In 1986, I wrote a cover story for New York magazine called "The Working Rich: The Real Slaves of New York." My focus was on Carolyn Roehm, a designer of clothes for ladies who lunch, and her husband, Henry Kravis, a dominant player in the leveraged buyout game. They worked hard, they were out every night, they lived extravagantly well --- they were the envy of many. And, because I had a lot of access to Roehm and Kravis, I caught them in the act.
A few days later, a breathy voice was on the phone, and Jacqueline Onassis was asking, "Would you like to turn that amazing piece into an Edith Wharton novel?"
Excellent idea! At the time, her employer wasn't known for literary fiction, but I was quite sure that if Mrs. Onassis wanted to publish a novel in the manner of Edith Wharton, Doubleday would go along. But I was under contract to another publisher for a book that wasn't jelling. I told Mrs. Onassis I'd see if I could find an exit. And I said I'd try to call her back within the week.
"Will you remember?" she asked.
"Mrs. Onassis," I replied, "do you seriously think I could forget?"
Alas, I couldn't get out of my book contract, or I like to think my Society novel would be an anecdote in of one of the two new books about Mrs. Onassis' three decades in publishing.

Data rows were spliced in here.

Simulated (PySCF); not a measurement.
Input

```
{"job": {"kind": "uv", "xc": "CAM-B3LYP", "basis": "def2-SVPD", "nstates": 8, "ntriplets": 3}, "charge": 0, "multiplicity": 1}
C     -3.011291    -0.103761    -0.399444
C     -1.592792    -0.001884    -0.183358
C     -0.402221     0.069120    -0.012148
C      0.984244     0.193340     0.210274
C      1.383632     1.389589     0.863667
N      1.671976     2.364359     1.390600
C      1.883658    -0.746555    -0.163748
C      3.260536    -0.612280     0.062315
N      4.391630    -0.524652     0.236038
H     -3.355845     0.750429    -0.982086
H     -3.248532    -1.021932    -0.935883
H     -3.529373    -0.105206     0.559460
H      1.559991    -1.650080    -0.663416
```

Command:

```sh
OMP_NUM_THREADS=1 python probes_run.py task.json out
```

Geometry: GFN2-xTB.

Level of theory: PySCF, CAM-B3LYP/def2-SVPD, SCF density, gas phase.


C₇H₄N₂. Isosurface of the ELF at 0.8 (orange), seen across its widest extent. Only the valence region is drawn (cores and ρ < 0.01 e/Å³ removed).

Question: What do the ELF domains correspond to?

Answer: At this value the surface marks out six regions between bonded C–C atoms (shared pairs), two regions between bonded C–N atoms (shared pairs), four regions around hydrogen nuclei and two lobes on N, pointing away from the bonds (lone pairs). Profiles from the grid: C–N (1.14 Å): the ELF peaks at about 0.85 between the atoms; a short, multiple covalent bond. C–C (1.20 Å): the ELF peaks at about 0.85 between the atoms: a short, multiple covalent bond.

Greg Lawrence, who was one of her writers, is the author of "Jackie as Editor: The Literary Life of Jacqueline Kennedy Onassis." [To buy the book from Amazon, click here. For the Kindle edition, click here.]
William Kuhn is the author of "Reading Jackie: Her Autobiography in Books." [To buy the book from Amazon, click here. For the Kindle edition, click here.]
Unsurprisingly, the writers are not fond of one another.
Greg Lawrence's take on William Kuhn: "Jackie wouldn't have hired this other writer to take out her laundry."
William Kuhn's take on Greg Lawrence: "When I interviewed Jackie's colleagues from Doubleday, they said the impression Greg Lawrence made on them while she was working with him was unequivocally that he was a difficult man."
As it happens, Kuhn's publisher pushed the publication date forward and only Kuhn's book is available. Makes my job easier. [Disclosure: Kuhn interviewed me. Lawrence didn't.] Anyway, they both seem to make the same argument --- Mrs. Onassis, who was famously private, "wrote" what is essentially her "autobiography" in the books she chose to publish.
There's a picture at the front of "Reading Jackie" that is, Kuhn says, quintessential: Mrs. Onassis reading as she walks along Fifth Avenue. The First Lady, First Widow, Wife of Onassis, Mother of John and Caroline --- these were skins she put on and shed. But reading was forever.
At Miss Porter's School, Jackie was a loner; she preferred books to friends. On the Onassis yacht, she never napped after lunch; she read. She once fired a maid, who took her revenge in a magazine article. Her gripe: Jackie spent so much time reading that she was sometimes late for dinner.
As a girl, she was a talented writer. But writing was hard, painful work, and she lacked confidence; she didn't think she'd come near the achievements of her idols. Then she got distracted --- "I have always lived through men," she said --- and retreated into reading.
In 1975, after Onassis died, she signed on as an editor at Viking. Her salary was typical for publishing: $10,000 a year. In every other way, her deal was different. She worked just three days a week and left the office after lunch. All three months of the summer, she was on Martha's Vineyard. Not goofing, though --- she reveled in her work.
Two years later, Viking published a novel that came too close to her personal history, and she moved on to Doubleday. She was still a bit green. When her friend Carly Simon wanted to do a book, her superiors authorized an advance of $250,000, but told Mrs. Onassis to start at $150,000. Simon's lawyer thought $150,000 was just fine. The view of Mrs. Onassis: "We're screwing Carly."
Jackie was a friend to women. But she was an irresistible to men. "I did everything she told me to do," the legal counsel to the Metropolitan Museum remarked. "We all did."
Because she was such a magnet for authors, Kuhn argues, she could pretty much choose what she wanted to publish --- and in her choices "she commented in the most public way possible what she thought of the institution of marriage, about presidential mistresses, about what it was like to have a career in order to circumvent unhappiness in a marriage, about Marilyn Monroe's sex appeal and Maria Callas's eyes, and about how a woman might guard her privacy in the midst of a marriage the world regards as public business."
From there, Kuhn deals quite specifically with books and authors and the editing process. Yes, it's very much like a psychiatric analysis. But it's also inside baseball, and there are many readers who will start skimming. Too bad --- there's a lot of great dish here and, because Kuhn has clearly learned more about his subject than he can use, there are arrows to conclusions about this woman that have nothing to do with books.
Jacqueline Onassis was nothing if not careful about revelations of her personal life. That will continue. As Kuhn writes, "She included in her will a line instructing her child to resist the publication of her letters." So until a biographer comes along with the patience, the skill and the connections to get the still-untold story of Jacqueline Onassis' life, Kuhn has it right --- by her work shall we know her.